Survivor-Led Federal Inquiry—One with Enforceable Outcomes Action Survivor Led Unapologetic Unstoppable

We are not calling for symbolism. We are calling for justice. We demand a survivor-led Federal Inquiry—one with enforceable outcomes, not empty gestures. We demand truth, redress, and reform. Every institution—government, religious, and welfare—must be held accountable for the harm they continue to cause, the lives they continue to fracture, and the silence they still maintain.

We Are No Longer Politely Asking

The time for polite requests is over. Survivors are not asking. We are demanding.

Protection and Access to Records
We are still blocked by redactions, vetoes, and sealed files. Record destruction continues. Our histories are being erased in real time. We demand full, unredacted access—and legal protection for every document that holds our truth.

Legal Pathways and Support
Justice must be accessible—not delayed, denied, or deflected. We demand free legal aid and time-bar exemptions so misconduct can finally be tested in court. No more hiding behind technicalities.

Reparations and Redress
Current services are underfunded, inadequate, and retraumatising. We demand a national compensation scheme that is structural, survivor-led, and properly resourced. No more token funding. No more bureaucratic cruelty.

Criminal and Civil Accountability
Institutions that falsify, conceal, or destroy records must face consequences. No more impunity. No more protection. Survivors deserve justice—and perpetrators must be named.

Survivor-Led Oversight
Independent oversight must be led by survivors. Nothing about us without us. We will not be spoken for. We will speak.

Truth-Telling
We demand public disclosure of institutions and individuals responsible. No more vague references to “past practices.” Truth must be named—not abstracted. Not softened. Not buried.

Enshrined Rights
We demand legal recognition of the right to identity, family connection, and truth. Australia must align with international human rights standards. Our rights are not optional. They are overdue.

National Consistency
The patchwork of state and territory laws must end. We demand federal enforcement using Section 96 funding powers. No more postcode justice.

Religious Accountability
Churches and faith-based organisations must cooperate, contribute to reparations, and publicly acknowledge their roles. No institution is above accountability. No more sacred silence.

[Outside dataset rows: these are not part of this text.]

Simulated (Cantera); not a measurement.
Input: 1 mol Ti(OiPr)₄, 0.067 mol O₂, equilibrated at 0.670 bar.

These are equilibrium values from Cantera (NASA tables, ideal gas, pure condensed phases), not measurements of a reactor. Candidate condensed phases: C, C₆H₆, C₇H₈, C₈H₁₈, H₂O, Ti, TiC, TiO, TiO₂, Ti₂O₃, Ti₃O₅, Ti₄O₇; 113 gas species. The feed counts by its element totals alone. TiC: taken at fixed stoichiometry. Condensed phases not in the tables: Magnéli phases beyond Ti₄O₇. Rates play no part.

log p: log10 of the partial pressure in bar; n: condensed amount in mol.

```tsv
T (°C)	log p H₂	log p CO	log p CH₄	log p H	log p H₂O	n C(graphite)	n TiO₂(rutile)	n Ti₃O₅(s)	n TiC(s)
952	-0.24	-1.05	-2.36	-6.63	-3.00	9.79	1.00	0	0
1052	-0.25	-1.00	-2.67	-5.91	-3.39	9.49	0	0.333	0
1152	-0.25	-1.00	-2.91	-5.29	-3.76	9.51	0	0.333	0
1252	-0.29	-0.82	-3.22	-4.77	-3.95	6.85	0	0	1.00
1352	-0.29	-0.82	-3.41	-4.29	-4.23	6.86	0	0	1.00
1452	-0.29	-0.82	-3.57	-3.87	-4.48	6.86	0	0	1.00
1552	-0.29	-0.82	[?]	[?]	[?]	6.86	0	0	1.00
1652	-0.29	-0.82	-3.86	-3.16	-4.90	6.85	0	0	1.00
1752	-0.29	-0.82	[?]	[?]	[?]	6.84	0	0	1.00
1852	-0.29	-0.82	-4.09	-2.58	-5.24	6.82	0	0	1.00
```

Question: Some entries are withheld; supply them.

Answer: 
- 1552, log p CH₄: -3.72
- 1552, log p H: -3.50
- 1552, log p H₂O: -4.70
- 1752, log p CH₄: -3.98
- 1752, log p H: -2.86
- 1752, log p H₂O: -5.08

This is not a wishlist. This is a reckoning. Survivors are still waiting. Still hurting. Still fighting. And we are done being ignored.

Coordinated National Class Action Survivor Led Relentless Uncompromising

We are launching a national class action—coordinated, survivor-led, and unapologetically focused on the harm still being inflicted today. This is not about history. This is about the institutions that promised change and delivered silence. It’s about falsified records, blocked access, destroyed evidence, and the calculated obstruction survivors still face.

We are building a national coalition of survivors—united, relentless, and ready to act. Together, we will meet the legal thresholds required to launch a class action. We will file in the Federal Court under Part IVA of the Federal Court of Australia Act 1976, or coordinate parallel actions in state and territory Supreme Courts. Wherever justice can be forced, we will go. We will frame our claims as ongoing harm to bypass limitation period defences. We will use evidence from the Federal Inquiry, survivor testimony, and whistleblower disclosures. We will target government departments, religious organisations, and any institution still obstructing justice.

We will seek damages—real, aggravated, and exemplary. We will demand injunctions for immediate record release. We will pursue declarations of rights breaches and orders to reopen settlements entered into without full disclosure. We will not settle for silence.

Because when politics fail, the law becomes our weapon. Courts can compel what governments delay. They can expose what institutions hide. They can punish what bureaucracies protect.

Class actions bring public exposure. They force transparency. They reduce individual costs and amplify collective power. They establish legal precedent. And they impose financial consequences—damages and legal costs—that make obstruction and neglect too expensive to ignore.

If you are a survivor of forced adoption or removal—and you’ve been denied records, silenced by bureaucracy, or retraumatised by systems that promised support—you may be eligible to join. This is your chance to stand with others, speak your truth, and force change. We are not asking. We are taking action.

Part IVA gives us the legal power to unite. It allows groups of people with similar claims to file together and demand justice. It was built for cases like this—where institutions have harmed many in the same way, and survivors are ready to fight back.

We are done being ignored. We are done being polite. We are done waiting.

Survivor Led. Relentless. Uncompromising. This is the fight. And we are in it.